Yet, this bold ambition raises a fundamental question: what does it really mean for a PHC to be “revitalised”? Is revitalisation simply about facelifts, applying a fresh coat of paint, or does it translate into meaningful improvements in the quality of care?

Nigeria’s PHC revitalisation odyssey

Nigeria has never been short of recommendations or initiatives to strengthen primary health care and improve health outcomes. Looking back, the country’s journey mirrors the global movement itself. In 1978, the world gathered in Alma-Ata to declare health a fundamental human right, calling on nations to build health systems rooted in equity, prevention, and community participation. Nigeria embraced the declaration, and in the years that followed, made bold attempts to translate that vision into reality.

By the 1980s, under the leadership of the late Professor Olikoye Ransome-Kuti, primary health care took centre stage. Model projects were piloted in selected local government areas (LGAs), demonstrating the potential of preventive services, immunisation, and maternal and child health. Communities were mobilised, and a new cadre of community health workers was trained. For a brief period, Nigeria appeared to embody the Alma-Ata dream.

But that early momentum was short-lived. Once primary health care was devolved to local governments, the third tier of administration, progress soon faltered. Facilities became underfunded, poorly staffed, and poorly coordinated. With no clear accountability mechanisms, funding allocations were often delayed, diverted, or mismanaged, leaving citizens dependent on dysfunctional services.

Recognising this fragmentation, Nigeria introduced a governance reform in 2011: the Primary Healthcare Under One Roof (PHCUOR) policy. Its aim was to unify all PHC management under state-level agencies so there would be “one management, one plan, one monitoring and evaluation system,” it stated. The result is once again weak accountability and a diluted reform.

In 2014, the National Health Act offered a new beacon of hope. It established the Basic Healthcare Provision Fund (BHCPF) , a statutory commitment to finance a Basic Minimum Package of Health Services at PHC facilities. It was lauded as a landmark in health financing, with provisions for direct funding to facilities and oversight structures. Yet, implementation has faced recurring obstacles: delays in disbursement; lack of transparency in how funds are spent; weak financial management systems at the subnational level; and poor monitoring.

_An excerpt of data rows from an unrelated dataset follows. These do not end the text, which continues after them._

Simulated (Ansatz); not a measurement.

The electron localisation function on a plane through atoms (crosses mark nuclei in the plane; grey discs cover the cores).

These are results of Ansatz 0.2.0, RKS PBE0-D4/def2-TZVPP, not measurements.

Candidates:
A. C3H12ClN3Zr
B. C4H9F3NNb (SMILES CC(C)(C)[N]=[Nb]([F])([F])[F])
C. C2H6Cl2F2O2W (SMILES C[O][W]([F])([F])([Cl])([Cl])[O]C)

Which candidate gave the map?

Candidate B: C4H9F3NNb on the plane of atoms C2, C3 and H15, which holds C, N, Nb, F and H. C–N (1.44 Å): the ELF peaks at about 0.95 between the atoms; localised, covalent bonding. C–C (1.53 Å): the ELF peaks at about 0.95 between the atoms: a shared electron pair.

Reports highlight how resources often fail to reach frontline facilities in a predictable way, undermining trust in the system. Currently, allocation to BHCPF is set to be increased to 2% to improve functionality and service delivery of PHC centres.

Between 2016–2017, the FMoHSW and NPHCDA publicly launched a national PHC revitalisation programme with a high-profile pledge to revitalise 10,000 PHC facilities in phases. The campaign included a visible first phase that targeted 110 facilities across the country. However, this vision was not realised by the end of this administration.

Image Credit: Nigeria Health Watch

Over time, multilateral institutions such as the World Bank introduced performance-based financing and large-scale PHC strengthening programmes in the late 2010s and early 2020s. These initiatives injected much-needed funds, digital tools, and accountability frameworks, but their impact remains limited because they are donor-driven and without full-proof sustainability. Currently, the Nigeria Primary Health Care Provision Strengthening Programme (HOPE-PHC), a Programme for Results, which is part of the NHSRII, is ongoing with the aim of improving utilisation of quality essential health care services and health system resilience.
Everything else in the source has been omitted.